Continued from the Friday, July 13, 2018 issue of the Amandala
Justice Young said the court found that the Flowers were in possession of the portion and had exercised physical control over it since 1998, and that “The court also finds that they had the necessary intention to possess—to exclude the world at large.”
“In these special circumstances, their factual possession on its own, for the length of time, to my mind, is quite sufficient to prove the requisite animus.” Justice Young said.
The first court action in this matter had determined that Monsanto was the owner of the property. “So,” Justice Young said, “on the date of that decision, time stopped running. If indeed Monsanto was serious, he would have taken some action to enforce that judgment for possession. The appeal filed by Mr. Flowers was not a stay. This means that the original order was still valid and enforceable.
“Rather, Mr. Monsanto remained inactive, allowed the Flowers to remain in possession, and time began to run again. When he [Monsanto] transferred that property, the Flowers were still in occupation. The person to whom he transferred it also remained inactive, and it was then bought by Ms. Fuller’s company. To my mind, even Mr. Flowers’ appeal is indicative of his belief in his ownership.”

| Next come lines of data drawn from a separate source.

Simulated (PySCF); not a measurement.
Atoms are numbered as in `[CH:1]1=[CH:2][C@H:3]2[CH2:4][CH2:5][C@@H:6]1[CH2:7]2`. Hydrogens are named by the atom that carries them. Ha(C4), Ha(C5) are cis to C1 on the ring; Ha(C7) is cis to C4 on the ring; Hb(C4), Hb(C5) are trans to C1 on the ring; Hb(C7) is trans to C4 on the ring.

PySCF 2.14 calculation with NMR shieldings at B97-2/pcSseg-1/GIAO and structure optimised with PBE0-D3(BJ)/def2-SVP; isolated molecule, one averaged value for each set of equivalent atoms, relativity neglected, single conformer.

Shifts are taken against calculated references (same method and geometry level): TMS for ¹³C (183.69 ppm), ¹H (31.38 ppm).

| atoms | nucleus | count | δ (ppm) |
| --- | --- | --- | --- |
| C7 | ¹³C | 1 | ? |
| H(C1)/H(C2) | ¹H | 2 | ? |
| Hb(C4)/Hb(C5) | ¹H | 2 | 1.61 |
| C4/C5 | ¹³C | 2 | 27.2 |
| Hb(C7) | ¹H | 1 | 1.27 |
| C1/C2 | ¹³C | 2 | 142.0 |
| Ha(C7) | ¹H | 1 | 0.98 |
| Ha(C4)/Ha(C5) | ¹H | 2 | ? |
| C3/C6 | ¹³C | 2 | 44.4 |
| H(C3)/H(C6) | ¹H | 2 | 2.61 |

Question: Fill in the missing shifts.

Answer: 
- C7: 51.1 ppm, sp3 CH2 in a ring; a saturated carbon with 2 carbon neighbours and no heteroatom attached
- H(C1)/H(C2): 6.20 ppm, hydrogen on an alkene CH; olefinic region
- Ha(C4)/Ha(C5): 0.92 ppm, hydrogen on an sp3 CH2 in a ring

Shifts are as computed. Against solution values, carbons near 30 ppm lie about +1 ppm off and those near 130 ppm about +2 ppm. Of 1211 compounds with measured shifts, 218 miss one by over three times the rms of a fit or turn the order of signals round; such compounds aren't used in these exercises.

Justice Young said that Ms. Fuller never sought to dispossess the Flowers, and that Fuller’s company rarely went to the property. She said that the property was bought “solely as an investment to be resold,” and “after Fuller’s company gained title in 2000, she said she only realized that the Flowers were on the property in 2005, because their home was located behind another structure on the property…she had never seen it. That is a matter for her. She did not seek to dispossess the Flowers,” Justice Young said.
Fuller had offered Ms. Buller $30,000 to move, which was initially accepted, but then Buller changed her mind. “There was no evidence when this offer was made,” Justice Young said.
“In any event, even if the Flowers were there with her consent, when did this consent expire, or why didn’t she revoke it and have them removed pursuant to a court order before she sold the property. In my view, her offering money for their removal tells a strikingly different tale. By her own admission she knew there existed no injunction or other court order which allowed them to stay in possession., offering to pay indicated she recognized some rights they may have had outside any of that,” Justice Young pointed out, before adding, “In none of this has Ms. Fuller proven that the Flowers themselves acknowledged her company as the owner.”
Fuller’s Belize National Building Society sold the property to Taibo in 2016. “The Flowers were still there, and by then had been in adverse possession for more than twelve years. Any claim for recovery of possession was accordingly statute-barred and Belize Building Society’s title had already been extinguished. The court, therefore, need not consider anything which Mr. Taibo did subsequent to becoming the registered proprietor, as no title to the portion existed to be transferred to him, and no subsequent acknowledgment could revive ownership… “ Justice Young reasoned.
“This court finds that the Flowers were in adverse possession of the parcel for a period exceeding 12 years…On the strength of the court’s declaration, the Flowers may now apply for a registration as proprietors of the portion,” said Justice Young.
The judge said that a lot of emphasis had been placed on the fact that Flowers did not file a caution against the property.
“It seems that no one was aware that the Flowers’ mere open occupation could protect any interest they may have in the land, and although it was open to them to take some action, they did not have to do anything more. That is the nature of overriding interest…It did not matter what anyone did with the title. Once the Flowers continued in possession, its transfer from person to person made no difference. Their time began to run from the moment they went into adverse possession,” the judgment said.
Justice Young accordingly dismissed Taibo’s claim for possession of the back of the property. The court ordered Flowers and Buller to pay a court cost of $10,000, “as agreed.”